For Kelley Anderson, the cultural and musical force of the city of Memphis lends itself to the multi-disciplinary explorations that inform and inspire her work as a musician, sound engineer, songwriter, and organizer. A creator of richly layered concepts and in tune with the city’s genre-busting spirit, Kelley cuts across the boundaries that separate music, visual art, and conceptual art.

Kelley records and performs under the name Crystal Shrine alongside some of the finest musicians in the city. The music explores ideas of guilt, grace, salvation, and femininity. By fusing the familiar tropes of pop music–including modern contemporary pop–with insurgent expressions derived from punk rock and ’60s girl-group pop, Kelley is re-imagining ideas of Southern identity in ways that are thoughtful and innovative, not to mention rule-breaking, and more than slightly subversive.

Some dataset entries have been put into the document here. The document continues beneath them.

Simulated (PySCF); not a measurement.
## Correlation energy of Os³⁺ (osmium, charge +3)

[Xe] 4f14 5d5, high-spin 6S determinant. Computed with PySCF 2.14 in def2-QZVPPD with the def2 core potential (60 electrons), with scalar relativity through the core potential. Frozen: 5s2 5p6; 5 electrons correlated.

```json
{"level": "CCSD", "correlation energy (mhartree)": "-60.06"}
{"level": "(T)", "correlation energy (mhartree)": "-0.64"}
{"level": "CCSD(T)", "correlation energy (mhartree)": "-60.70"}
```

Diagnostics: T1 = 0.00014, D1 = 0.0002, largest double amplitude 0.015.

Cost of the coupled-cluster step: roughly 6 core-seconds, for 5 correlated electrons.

Kelley makes connections between the practice of art and the subversive aspect of art, as exemplified by the name Crystal Shrine itself. One of the most allusive sites in Memphis is the Crystal Shrine Grotto in Memorial Park Cemetary, an artificial cave filled with sculptures that push at the edges of Southern Christianity. In a city noted for its strange and alluring approach to art and religion, Kelley is busy turning the time-honored symbols of religion on their heads, giving them a much-needed, post-modernist makeover.

A superb guitarist and inquisitive songwriter who is also an accomplished sound engineer, Kelley has recorded a series of new songs that combine her love of rock ‘n’ roll with her finely tuned critical sense. In a sense, the Crystal Shrine concept scrutinizes culture by viewing it through the lens of Memphis and the South. If society too often marginalizes the voices of people who challenge its assumptions, artists strive to counteract that process, a tendency Kelley examines in her Crystal Shrine recordings.